Whereas apparently most entries to the jam and the competition have used the theme as a restriction on gameplay and artwork, Less uses the theme in a different way. In Less the protagonist-narrator is driven to remove objects from his room, making minimalism more of a story element.
While deleting items, the protagonist recalls important events from his past regarding his relationship with his wife in the form of haikus. Haikus tangentially relate to minimalism through the Japanese concept of wabi-sabi.
And in one of Less’s five endings the unnamed protagonist takes minimalism too far. He literally cuts his wife from his life.
The initial idea really was quite minimal in terms of gameplay, but Brice’s ideas helped form Less into something more substantial and enjoyable. Originally it was to be entirely linear: for each verse (memory-haiku), there would be one possible object you could choose to delete, and there would be only one ending. However in the final game you can usually choose any object at each verse, the narrative adapts to your choices, and there are a total of five endings!
We intended to add sound that would adapt to the way you were playing, but programming it took longer than we thought and we ran out of time. I’m not too disappointed by this; I think the end result was still fun!
What did I learn making Less? It was my first time focusing entirely on the non-technical side of producing a game, so I learned a lot!

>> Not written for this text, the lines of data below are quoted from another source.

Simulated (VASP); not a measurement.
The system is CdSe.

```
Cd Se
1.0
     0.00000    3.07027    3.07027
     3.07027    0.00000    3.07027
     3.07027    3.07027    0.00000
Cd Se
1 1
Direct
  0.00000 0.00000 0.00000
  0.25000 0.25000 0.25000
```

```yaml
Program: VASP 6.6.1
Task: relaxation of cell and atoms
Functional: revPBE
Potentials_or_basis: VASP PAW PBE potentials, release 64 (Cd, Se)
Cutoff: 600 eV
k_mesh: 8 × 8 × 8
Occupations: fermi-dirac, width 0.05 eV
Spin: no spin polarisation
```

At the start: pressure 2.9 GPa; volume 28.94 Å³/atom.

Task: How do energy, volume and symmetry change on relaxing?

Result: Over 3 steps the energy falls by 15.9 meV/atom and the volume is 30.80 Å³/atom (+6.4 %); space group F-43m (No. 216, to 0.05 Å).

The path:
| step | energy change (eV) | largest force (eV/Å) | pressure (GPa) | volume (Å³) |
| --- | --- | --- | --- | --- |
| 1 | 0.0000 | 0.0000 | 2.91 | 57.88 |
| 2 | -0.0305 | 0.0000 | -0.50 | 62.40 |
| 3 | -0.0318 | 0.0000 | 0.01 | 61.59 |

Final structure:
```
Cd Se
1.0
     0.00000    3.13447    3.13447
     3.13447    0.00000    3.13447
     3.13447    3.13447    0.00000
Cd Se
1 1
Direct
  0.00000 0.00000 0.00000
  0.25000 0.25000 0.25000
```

Good artwork is hard, even if you’re mostly using pre-existing graphics. Varied art styles and camera perspectives make it a challenge to choose graphics that works well together. The background and the bed are my own work, but spending almost a full day on them was most likely a waste.
Writing good and adaptive narrative is especially difficult and very time-consuming. How do you make a sensible sentence that relates a perfect wedding day to a trash can?